Having a house to call your own is a delight but the process of doing so is surely not something one would particularly enjoy. From taking up loans to finalizing plans, erecting your dream home is no joke, my friend. Before we begin with the facts let us be sure to be on the same page regarding what we know about construction loans.
A construction loan is usually a short-term loan that can be given by any bank or financial institution that covers the cost of constructing a house. It is usually offered for a fixed period of time to a borrower (about a year). The borrower has to pay interest during the construction period.
How to qualify for a construction loan:
Bankers and financial institutions do not just give loans to any interested party; they will only lend you the money when they have the faith that your construction will attain a certain value when it is finished. To avoid making poor investment bankers set a strict bar for qualifying for a loan.
- Qualified builder: If the institution does not have faith in your choice of builder the chances are that you won’t be getting a loan. The builder must be a reputed one with a government license capable to provide quality service.
- Detailed specification: The lender will be asking for a detailed specification for each and every act involved.

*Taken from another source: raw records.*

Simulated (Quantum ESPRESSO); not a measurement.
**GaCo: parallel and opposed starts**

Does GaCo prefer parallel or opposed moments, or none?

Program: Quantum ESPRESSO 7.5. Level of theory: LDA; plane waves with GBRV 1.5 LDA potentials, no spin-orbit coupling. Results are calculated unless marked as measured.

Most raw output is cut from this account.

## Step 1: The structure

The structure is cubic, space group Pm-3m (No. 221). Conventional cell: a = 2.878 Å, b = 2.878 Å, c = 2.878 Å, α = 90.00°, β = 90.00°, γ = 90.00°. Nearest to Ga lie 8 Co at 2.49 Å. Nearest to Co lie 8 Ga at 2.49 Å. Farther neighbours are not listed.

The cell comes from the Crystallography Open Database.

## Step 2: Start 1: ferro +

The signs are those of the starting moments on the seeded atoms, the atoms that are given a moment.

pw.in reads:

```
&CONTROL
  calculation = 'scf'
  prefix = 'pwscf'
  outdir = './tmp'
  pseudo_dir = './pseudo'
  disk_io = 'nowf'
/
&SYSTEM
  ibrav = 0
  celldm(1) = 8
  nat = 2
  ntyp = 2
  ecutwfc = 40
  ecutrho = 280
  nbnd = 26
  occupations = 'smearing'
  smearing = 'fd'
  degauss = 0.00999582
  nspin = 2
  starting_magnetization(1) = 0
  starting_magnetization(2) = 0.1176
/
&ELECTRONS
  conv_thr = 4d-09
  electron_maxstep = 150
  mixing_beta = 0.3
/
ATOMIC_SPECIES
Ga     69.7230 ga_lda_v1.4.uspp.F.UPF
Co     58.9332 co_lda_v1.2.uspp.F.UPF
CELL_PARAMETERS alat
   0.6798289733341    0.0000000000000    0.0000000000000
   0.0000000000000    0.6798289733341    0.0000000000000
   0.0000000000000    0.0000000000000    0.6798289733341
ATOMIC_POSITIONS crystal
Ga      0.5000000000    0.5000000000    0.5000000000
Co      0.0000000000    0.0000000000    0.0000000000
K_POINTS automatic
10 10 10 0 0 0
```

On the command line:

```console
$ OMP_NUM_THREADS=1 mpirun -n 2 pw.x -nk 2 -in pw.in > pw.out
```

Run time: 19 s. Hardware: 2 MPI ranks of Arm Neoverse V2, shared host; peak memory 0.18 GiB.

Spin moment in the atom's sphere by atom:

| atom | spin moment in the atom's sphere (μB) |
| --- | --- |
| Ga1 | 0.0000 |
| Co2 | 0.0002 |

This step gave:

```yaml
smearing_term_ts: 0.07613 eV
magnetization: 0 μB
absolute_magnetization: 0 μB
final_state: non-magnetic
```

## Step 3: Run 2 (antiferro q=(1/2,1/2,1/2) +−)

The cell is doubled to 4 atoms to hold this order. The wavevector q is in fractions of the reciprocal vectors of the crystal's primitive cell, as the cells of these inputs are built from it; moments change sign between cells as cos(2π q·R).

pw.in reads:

- Value estimation: The future value of the home should be estimated and stated before starting with the project.
Five Facts about down payment:
- A requirement for a large down payment: Lenders ask for a minimum of 20% of the amount of money of loan taken by the borrower. Often lenders go as high as 25% of the loan amount in order to make sure that the borrower has invested in the project and that he won’t walk away from it if anything goes wrong. Also, it gives the lender a certain amount of security if in case the property value doesn’t turn out as expected.
- Loan to repay a loan: One of the most important features of construction loans is that the borrower has to take up another loan at the end of the construction period in order to pay off the money borrowed. The loan taken to pay off the construction loan is called an end loan. As the construction loan is a short-term loan it should be paid by taking up a permanent long-term loan. An end loan can be an interest-only loan that can result in paying the interest and not the principle or it can also be a normal loan that requires payment of both interest and principle.
- Not qualify for an end loan: Some people might take it for granted that at the end of the construction loan for the repayment they will easily be getting a second permanent loan. But if your income or credit drastically changes during the loan period the bankers might not be comfortable in giving you another loan. In this case either you have to pay the short-term loan from your savings or the bankers will shut your project down by refusing to provide to refinance somewhere else and ultimately resulting in you losing your home.
- Loan rate: Construction loans are usually variable rate loans where your interest rate changes according to the outstanding balance and market rates. Also, the interest rate is usually calculated as prime rate plus a certain amount. For example, if the prime rate is of 5% and 2% is the added rate, the borrower has to pay an interest of 7% on his principle. Construction loan can also be an interest-only loan in which one pays only the interest on the loan and not any part of the principle.
- Builders receive in draws: The lender in order to minimize risk doesn’t pay the builder the total sum of money in advance or all at once. In certain designed intervals the builder receives his finance to carry on with his project. Usually, the first draw comes from the buyer’s first down payment after the loan closes. The next draw can come after the foundation is poured and the process carries on, making sure that no funds are misused during the process.
Make sure you have your finance sorted and have a good reserve before you start with this risky business of construction loan.